Sam Jacob's essay in ArtReview uses the upcoming Baz Luhrmann film 'EPIC: Elvis Presley in Concert' (2026) as a springboard to explore the cultural and technical implications of digital restoration. The film, a spinoff from Luhrmann's 2022 Elvis biopic, draws on 59 hours of previously unseen footage from Elvis Presley's 1970 and 1972 Las Vegas performances, recovered from Warner's Kansas salt-mine archive. Using Peter Jackson's Park Road Post technology—including Machine Assisted Learning (MAL) for demixing audio and video—the damaged, fragmented material has been digitally scanned, reconstructed, and enhanced to 4k resolution with 12-channel sound, presented in IMAX cinemas.

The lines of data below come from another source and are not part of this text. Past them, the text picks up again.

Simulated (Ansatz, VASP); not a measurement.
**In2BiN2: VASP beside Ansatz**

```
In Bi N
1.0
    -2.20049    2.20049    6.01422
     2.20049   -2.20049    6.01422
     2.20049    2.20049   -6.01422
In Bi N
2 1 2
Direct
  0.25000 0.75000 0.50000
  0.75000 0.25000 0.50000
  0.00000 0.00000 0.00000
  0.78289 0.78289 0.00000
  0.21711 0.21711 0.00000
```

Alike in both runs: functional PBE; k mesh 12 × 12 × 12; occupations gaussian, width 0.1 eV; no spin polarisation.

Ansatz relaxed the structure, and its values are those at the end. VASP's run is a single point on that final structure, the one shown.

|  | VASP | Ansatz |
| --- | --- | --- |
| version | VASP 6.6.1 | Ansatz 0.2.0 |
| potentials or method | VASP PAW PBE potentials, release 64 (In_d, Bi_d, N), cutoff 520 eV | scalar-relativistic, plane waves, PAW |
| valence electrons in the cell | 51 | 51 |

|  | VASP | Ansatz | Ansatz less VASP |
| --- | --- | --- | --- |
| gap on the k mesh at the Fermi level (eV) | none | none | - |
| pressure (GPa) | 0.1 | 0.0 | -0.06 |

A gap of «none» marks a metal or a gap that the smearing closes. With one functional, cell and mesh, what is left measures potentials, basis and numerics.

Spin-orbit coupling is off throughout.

Jacob argues that this project exemplifies a broader cultural shift: the 'frictionless fantasy' of perfect preservation, once aimed at the future (as with the CD), now targets the past, reprocessing archival material for contemporary consumption. The essay questions the rhetoric of redemption and 'supercharged authenticity' that surrounds such restorations, noting that while Luhrmann claims 'there's not a frame of AI,' the technology blurs the line between preservation and improvement. This matters because it reflects how culture increasingly mines historical IP for value, offering an enhanced, spectacle-driven version of history that is simultaneously document and sensory excess, raising questions about authenticity, memory, and the commodification of the past.